The umbilical cord “was literally pulling the rack, which is like four-inch stainless-steel bars, off the wall. For a moment I thought it was going to pull me out of the hole to them,” Allcock went on. So, he had to think quickly to prevent such a catatrophe from happening. “I literally jumped on the chair at the opposite side of the bell and pinned myself to the roof – like Spider-Man – just trying to get out of the way,” Allcock added.
Underwater, Yuasa also tried his hardest to help Lemons, but his umbilical cord didn’t have enough slack to bring him close enough to his diving partner. Therefore, all Yuasa could do was look on as Lemons’ cord got thinner and thinner – a phenomenon that The Independent quoted him as saying he had “never seen before.”
Then Yuasa heard it: the loud bang of Lemons’s “armor-plated” umbilical cord snapping underwater. After that, he said, he heard “quite a lot of tearing, which would have been the other [cables] parting one by one.” At the same time, the Bibby Topaz lost function in all of its screens, as the broken umbilicals shorted the diving bell’s energy supply.
Fortunately, from the Bibby Topaz, Frederick could still call down to Allcock on the diving bell thanks to a sound-powered phone that he had on deck. The dive supervisor therefore advised Allcock to pull on Lemons’ cord to see what came back with it. If the diver’s helmet remained attached to the umbilical, then he’d have a serious problem.

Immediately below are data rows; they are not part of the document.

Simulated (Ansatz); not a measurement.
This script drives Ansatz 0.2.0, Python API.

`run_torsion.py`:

Frederick recalled, “I wanted to see that [the cord] was severed rather than it [pulling] off his harness and [us ending] up with his hat. As long as [Lemons] had his diving helmet, then he had a good chance of surviving.” And once Allcock pulled on the cables, he eventually got to the end where they had snapped. Lemons still had his helmet, fortunately.
But the helmet wouldn’t be enough to sustain Lemons’ life for long. Frederick estimated that the diver had about a ten-minute supply of emergency oxygen, and time had started ticking as soon as the cable snapped. Aboard the Bibby Topaz, he and the rest of the team tried to regain control of their navigation so that they both could stop moving and also halt the diving bell’s drift.
All the while, Yuasa drifted in the water as the diving bell pulled his cable. He mustered up the strength to pull himself back to the vessel by the umbilical, but his safety only let his mind wander: what would it feel like for Lemons, abandoned on the seafloor? Yuasa imagined that his co-diver didn’t have much time left to live.
“I was thinking, ‘I hope it doesn’t hurt. I hope it’s quick.’ It’s a bad death, isn’t it? For a start, you’re alone. So I hoped [that] it was quick and that it hadn’t hurt. And I was glad it wasn’t me,” Yuasa later admitted to The Independent. Frederick agreed that the situation “looked pretty hopeless,” as they had drifted more than 800 feet from Lemons and still hadn’t overridden the ship’s navigation system.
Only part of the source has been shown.